Of the ten beers I brought, I consumed all but two. The best beer was a kolsch. But I enjoyed an assortment of IPAs and ales.
Among the books I brought I really enjoyed reading Rabelais. I read him standing in the surf and sitting under an umbrella. The five books of Gargantua and Pantagruel are satirical classics without parallel. I wrote earlier in the year about reading Bakhtin's Rabelais and his World, about Bakhtin's take on carnival and laughter and the grotesque: how these practices heal and subvert. Out in the surf, I read Rabelais in pure enjoyment: his lists, the fantastic adventures, the humor (scatological and sexual), all amid the roar and race of the foaming breakers.
I wound up bringing 42 books to the beach and managed to touch on 20 of them in some fashion.

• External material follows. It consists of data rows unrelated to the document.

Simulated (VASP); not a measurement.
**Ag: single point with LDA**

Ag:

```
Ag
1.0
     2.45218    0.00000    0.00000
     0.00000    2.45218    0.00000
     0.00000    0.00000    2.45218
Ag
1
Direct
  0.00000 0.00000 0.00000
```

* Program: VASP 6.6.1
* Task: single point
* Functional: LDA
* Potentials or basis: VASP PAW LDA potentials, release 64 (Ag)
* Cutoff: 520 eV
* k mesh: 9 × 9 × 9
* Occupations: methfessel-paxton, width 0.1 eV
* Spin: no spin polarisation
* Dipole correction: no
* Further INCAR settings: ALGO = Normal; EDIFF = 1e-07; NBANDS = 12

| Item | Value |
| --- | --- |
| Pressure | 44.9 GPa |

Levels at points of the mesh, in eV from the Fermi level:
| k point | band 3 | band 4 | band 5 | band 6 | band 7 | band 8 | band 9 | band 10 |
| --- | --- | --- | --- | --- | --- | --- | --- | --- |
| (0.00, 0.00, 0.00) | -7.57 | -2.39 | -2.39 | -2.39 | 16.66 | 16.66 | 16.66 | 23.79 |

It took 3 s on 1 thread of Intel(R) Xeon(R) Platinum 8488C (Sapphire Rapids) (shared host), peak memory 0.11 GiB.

I drew some but was unable to do any water colors. I spent some time trying to get my remaining .35 mm faber-castell TG1-S technical pen to work: the nib and the central needle and weight were misaligned and ink wasn't flowing through the nib. Months before I'd dropped the pen on my studio floor. I finally broke the pen, the needle becoming dislocated from the weight. I have to order these pens from Germany now, and two should be on their way to me. One day, I will have to change pen brands or go over to a different kind of pen. I don't know what that day will be like. Sad and expectant at once.
Again I read Barth, this time CD IV.2. After being burned the first day, I determined to expose only one square inch of my body to sunlight at a time (as witnessed above).
The best part was being at the beach with the most beautiful woman in the world, smiling and laughing.